New batch of IDS, IPS evasion techniques are hitting their targets

Stonesoft has discovered 163 new advanced evasion techniques (AET), claiming these AETs can pass below the radar of some IDS, IPS products.

Hackers are increasingly adopting more sophisticated techniques in order to avoid being caught by intrusion detection and prevention systems (IDS and IPS).

A lot of detection technologies are missing these AETs, and so people are in denial about their existence.

Andrew Blyth
University of Glamorgan

Finnish IPS vendor Stonesoft said that in the last few months it has discovered 163 advanced evasion techniques (AETs) capable of passing below the radar of most IDSes and IPSes, thereby penetrating their target networks.

This latest batch of IPS and IDS evasion techniques is in addition to the 120 Stonesoft discovered in February, and the 23 it found in October 2010. All the samples have been submitted to the Finnish CERT (computer emergency readiness team) for further analysis and validation.

Stonesoft said the new samples exploit various protocols, including IPv4, IPv6, TCP and HTTP, and would not be picked up by most commercial IPS products. “Most of the vendors who acknowledge the problem are incapable of building a working solution,” said Ilkka Hiidenheimo, founder and CEO of Stonesoft in a written statement. “Instead, they are keeping themselves busy doing temporary and inflexible fixes. The rest just ignore the issue and do nothing.”

IDS, IPS evasion techniques

The new set of AET samples, gathered from a honeypot operated by Stonesoft, includes 54 that use a single technique, and 109 that combine several techniques in a single attack. Ash Patel, UK country manager with Stonesoft, said this indicates there could be an almost unlimited number of permutations of techniques that might be used.

The attacks are especially dangerous because many organisations rely on IPS to provide a level of protection for systems that haven’t been fully patched for known vulnerabilities.

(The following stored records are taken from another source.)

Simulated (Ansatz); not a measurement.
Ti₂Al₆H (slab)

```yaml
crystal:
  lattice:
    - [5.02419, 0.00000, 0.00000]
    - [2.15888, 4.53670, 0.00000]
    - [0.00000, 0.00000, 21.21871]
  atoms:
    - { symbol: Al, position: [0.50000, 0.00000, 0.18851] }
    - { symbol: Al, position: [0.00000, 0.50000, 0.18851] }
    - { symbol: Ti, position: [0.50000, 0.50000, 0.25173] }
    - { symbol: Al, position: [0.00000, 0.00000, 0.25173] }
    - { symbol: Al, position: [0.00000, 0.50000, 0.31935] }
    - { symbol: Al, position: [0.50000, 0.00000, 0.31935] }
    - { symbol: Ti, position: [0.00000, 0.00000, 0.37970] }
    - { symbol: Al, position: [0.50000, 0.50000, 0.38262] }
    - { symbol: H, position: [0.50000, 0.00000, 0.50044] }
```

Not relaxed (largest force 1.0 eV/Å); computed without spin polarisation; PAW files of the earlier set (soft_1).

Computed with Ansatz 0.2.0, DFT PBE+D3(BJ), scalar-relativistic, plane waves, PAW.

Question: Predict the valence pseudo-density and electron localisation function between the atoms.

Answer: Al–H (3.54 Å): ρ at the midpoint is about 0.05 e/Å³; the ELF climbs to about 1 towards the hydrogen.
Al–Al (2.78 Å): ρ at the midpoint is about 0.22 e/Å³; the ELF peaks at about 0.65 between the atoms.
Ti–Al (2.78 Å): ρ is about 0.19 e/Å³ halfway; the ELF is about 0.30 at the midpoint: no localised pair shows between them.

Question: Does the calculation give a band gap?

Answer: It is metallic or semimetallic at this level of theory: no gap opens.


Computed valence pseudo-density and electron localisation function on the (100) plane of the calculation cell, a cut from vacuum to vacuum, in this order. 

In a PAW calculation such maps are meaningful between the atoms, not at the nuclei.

So far, Stonesoft has been a lone voice in raising the alarm about AETs, but many of its claims have been validated recently by researchers at the University of Glamorgan, which is working in partnership with Stonesoft to research AETs.

Professor Andrew Blyth, head of advanced technology at Glamorgan, said: “Stonesoft came to us saying they wanted to find someone who could independently either validate their findings, or prove them wrong. Our research tells us that there are definitely techniques being used to successfully bypass current defence methods.”

Glamorgan carries out forensic post-breach investigations for businesses and government, and Blyth said some attacks are becoming far more sophisticated and able to stay ahead of current defences. “AETs are not new – they have been with us since the early days of networking,” he said. “The threats are constantly developing as we come up with ways of stopping today’s AETs.”

How the AETs work

Blyth said attackers now often use multiple sessions to try to confuse IDSes and IPSes. “Snort, for example, makes a decision based on a packet. So the attacker will create packets that look harmless individually, but which can combine to do harm,” he said. “Snort doesn’t do session reconstruction over long periods of time well, because it would have to hold a lot of sessions in memory.”

Sourcefire, the company that produces Snort and other IPS products, declined to comment on the findings.

Blyth said the initial work with Stonesoft will last a year, the plan being to bring some clear definitions for AETs in a series of white papers. The Glamorgan team will also examine the various threat samples. “The techniques are a cause for concern, because they exist and they are being used in the wild. We have seen some of them, if not all of them,” Blyth said.

He also confirmed the attacks are successful against many conventional defences. “A lot of detection technologies are missing these AETs, so people are in denial about their existence,” he said. “Companies are trying to fix the problem, but some of the evasion techniques are very sophisticated and hard to detect. It’s like a needle in a haystack, with a very big data stream you must process in a reasonable period of time. It makes it very challenging.”

Blyth also predicted commercial toolkits will soon be available for many of the new attack techniques. “Exploits tend to go from zero-day to point-and-click fairly quickly, because someone turns the tool into a product and sells it,” he said. “There is no reason to doubt the industrialisation trend will apply to AETs. It might take bit longer, but it will happen.”